Remnants of literacy or why literacy may not matter any more.
Presenter: Jerry Zaslove, BCIT and SFU
On-line teaching takes place through the simulated universe of the new technology (Baudrillard, Turkle, Bakhtin et. al.) This creates difficult problems for transmitting the cultural and aesthetic literacy that humanities and liberal studies teaching have understood traditionally as the study of valuable texts that were negotiated and experienced through the craft-traditional even haptic interaction with speaking and writing individuals. It is necessary to come to some consensus that the neo-literacy of technology swims within the incommensurable community that faces the remnants of aesthetic literacy and the loss of face-to-face interaction. What does this mean for cultural historians? What is lost or gained? I will outline some of the different aspects of the difficulties of on-line teaching in a simulated and incommensurable community that learns through quasi-‘Gnostic’ technology. Cultural historians cannot avoid that literacy is still a social and an ethical issue and that the re-Feudalization of society along lines of privilege, alienated labor and “second order illiteracy” (Enzensberger) is a going concern of the virtual world. If not defined correctly literacy “will not matter anymore”. The emergence of the term as a ‘catch-all’ term indicates that there is some problem in the humanities in understanding what it is supposed to mean.
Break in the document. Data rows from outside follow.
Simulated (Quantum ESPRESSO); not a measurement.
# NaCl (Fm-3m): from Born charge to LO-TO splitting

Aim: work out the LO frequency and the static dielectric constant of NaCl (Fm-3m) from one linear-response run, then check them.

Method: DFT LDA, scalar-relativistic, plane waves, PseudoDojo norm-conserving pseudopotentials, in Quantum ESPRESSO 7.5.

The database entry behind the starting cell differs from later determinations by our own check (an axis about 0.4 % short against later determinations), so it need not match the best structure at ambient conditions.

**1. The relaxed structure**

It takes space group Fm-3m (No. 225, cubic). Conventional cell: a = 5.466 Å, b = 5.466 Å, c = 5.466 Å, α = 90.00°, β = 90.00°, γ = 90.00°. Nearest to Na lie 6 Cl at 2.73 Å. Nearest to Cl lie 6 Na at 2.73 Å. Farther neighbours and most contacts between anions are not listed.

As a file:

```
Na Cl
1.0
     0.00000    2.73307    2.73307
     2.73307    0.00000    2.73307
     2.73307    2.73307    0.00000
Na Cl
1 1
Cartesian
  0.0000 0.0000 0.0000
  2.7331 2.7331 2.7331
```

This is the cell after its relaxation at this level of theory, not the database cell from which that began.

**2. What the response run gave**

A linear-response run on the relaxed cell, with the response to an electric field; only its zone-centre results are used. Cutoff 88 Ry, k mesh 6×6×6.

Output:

Literacy and the prospects for autonomy.
Presenter: Michael Bourke, BCIT
Our understanding of literacy should be informed by a plausible theory of language, at least if our intent is to regard ‘literacy’ as referring to the ability of language users to understand the texts of the natural language in which they are said to be literate. After presenting two competing approaches to language theory, I shall suggest how the most promising of the two leads us to see a close connection between concepts of literacy and autonomy. This contention lays itself open to Harvey Graff’s literacy-myth critique, which resists the temptation to infer such lofty concepts as autonomy from the kind of ability supposed by literacy. I plan to show that, while Graff is right to challenge many grandiose and complacent definitions of ‘literacy,’ the term is a stranger prodigy than he imagines, and that his efforts to contain the term misconstrue the kind of the linguistic ability to which it refers.
How does the technological epoch affect ethical dimensions of literacy? A review of legitimate textual borrowing.
Presenter: Nasrin Kowkabi, UBC
The purpose of this paper is to provide a brief review of the present challenges in maintaining ethical aspects of textual borrowing in written works of students in a technological society and suggest further studies in this domain. For years, appropriate textual borrowing has been considered as a global norm (Pennycook 1996) in literacy and its violation has been related to a host of other influential factors. Such a violation regarded as ‘textual plagiarism’ (Pecorari 2003) in an educational setting embodies different aspects calling attention to the significance of learning context, culture, educational level, and -the most recent one- digital technology development. On one hand, some scholars have investigated the salient reverse role of technology, specifically internet (Colvin 2007, Medding 2010) on maintaining appropriate textual borrowing. On the other hand, many students take the view that the ‘traditional’ concept of inappropriate use of source texts needs to go under modifications (Ma, Wan, and Lu 2008). With a growing dominance of online world, legitimate vs. illegitimate textual borrowing continues to be challenged in other dimensions and scholars find themselves in a dilemma of applying traditional measures and standards in this new epoch.